In our latest monthly investment update for January 2020, we take a look at how the global investment markets, economy and commodities are performing.
The FTSE 100 index of leading UK company shares closed at the end of December at 7,542.44 points, rising by 195.91 points or 2.67% during the month.
It was a successful, albeit volatile, year for the FTSE 100 index. It grew by around 13% in the past twelve months, at roughly twice the annualised total return of the FTSE 100 since its inception back in 1984, despite global economic headwinds.
The first trading day of 2020 was off to a good start for European markets, following the announcement of economic stimulus in China. China’s central bank announced on New Year’s Day another cut to its reserve requirement ratio for commercial banks, the fourth such cut in 12 months. This reduction in reserve requirement ratio means banks in China will have more money to invest in the economy.

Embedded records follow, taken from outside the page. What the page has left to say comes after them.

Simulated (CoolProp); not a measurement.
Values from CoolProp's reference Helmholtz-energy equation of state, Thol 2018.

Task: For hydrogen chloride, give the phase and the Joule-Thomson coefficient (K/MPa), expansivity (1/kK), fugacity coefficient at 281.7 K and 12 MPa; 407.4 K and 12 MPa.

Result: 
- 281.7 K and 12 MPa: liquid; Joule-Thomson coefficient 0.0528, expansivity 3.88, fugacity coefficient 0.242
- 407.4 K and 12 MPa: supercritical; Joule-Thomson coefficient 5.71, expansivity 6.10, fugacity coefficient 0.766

The start of the year saw a survey confirming worse-than-expected manufacturing data in December. The IHS Markit purchasing managers’ index fell to 47.5 last month, with a reading below 50 indicating contraction in the sector. According to the Chartered Institute of Procurement & Supply, the December result will set alarm bells ringing.
Rob Dobson, director at IHS Markit, said:
“The UK manufacturing sector took a turn for the worse at the end of 2019. Output fell at the quickest pace in seven-and-a-half years as new order inflows decreased and Brexit safety stocks were reduced.”
It was a similar picture in European factories, with activity contracting for its 11th consecutive month. IHS Markit’s PMI for Europe was 46.3 in December, only slightly higher than a preliminary estimate.
“Euro zone manufacturers reported a dire end to 2019, with output falling at a rate not exceeded since 2012,” said Chris Williamson, chief business economist at IHS Markit.
Looking at the broader economy, the British Chambers of Commerce believe the UK stagnated in the final quarter of 2019. Its latest survey of private sector businesses found “protracted weakness across most indicators of economic health”. It reported a broad-based slowdown in the dominant services sector, with all key indicators weakening in the quarter.
As a result of this latest survey, the BCC is forecasting UK GDP growth as “downbeat” in the fourth quarter of last year. They called on the government to support businesses and stimulate growth.
The Bank of England kept interest rates on hold at 0.75% in December. The Monetary Policy Committee (MPC) indicated it might cut rates if the global economy fails to recover, or if Brexit uncertainties persist. It did, however, forecast an improvement in the UK economy in 2020.
“If global growth fails to stabilise or if Brexit uncertainties remain entrenched, monetary policy may need to reinforce the expected recovery in GDP growth and inflation,” the MPC said in a statement.
The latest official price inflation figures show that UK price inflation was at a three-year low in November. The Consumer Prices Index (CPI) measure of price inflation was at 1.5% for the year to November, unchanged from a month earlier.
It means the official measure of price inflation was a little higher than the average expectation of economists last month, who expected it to slip back to 1.4% for the year.
Homeowners in the North of England have benefited from the most significant house price increases over the last year, according to the latest research from Halifax. Reversing a historical trend which regularly saw prices rise most rapidly in the South of the country, the North West saw eight of the region’s towns feature in the top 10 of the year’s most prominent house price increases.
Russell Galley, Halifax Managing Director, said:
“In an interesting twist, this year’s tables show that the North of the country has witnessed the biggest increases in average house prices, while the South has seen prices dip most significantly. This bucks the trend we’ve seen in recent years and marks a small step towards achieving more balance in average regional house prices.”
Global oil prices rose by around 20% in 2019, off the back of a sharp sell-off towards the end of 2018. It was the biggest annual gain for the oil sector in three years. The gains were driven by easing trade tensions between the US and China, and an output cut pledged by the Organisation of the Petroleum Exporting Countries (OPEC).
The benchmark 10-year government bond (gilt) is yielding at 0.84% at the start of January, up slightly on a month earlier.
£1 currently buys $1.3205 or €1.1789. The Forex Gold Index is $1,514.75/oz, and the Silver Index is $17.88/oz.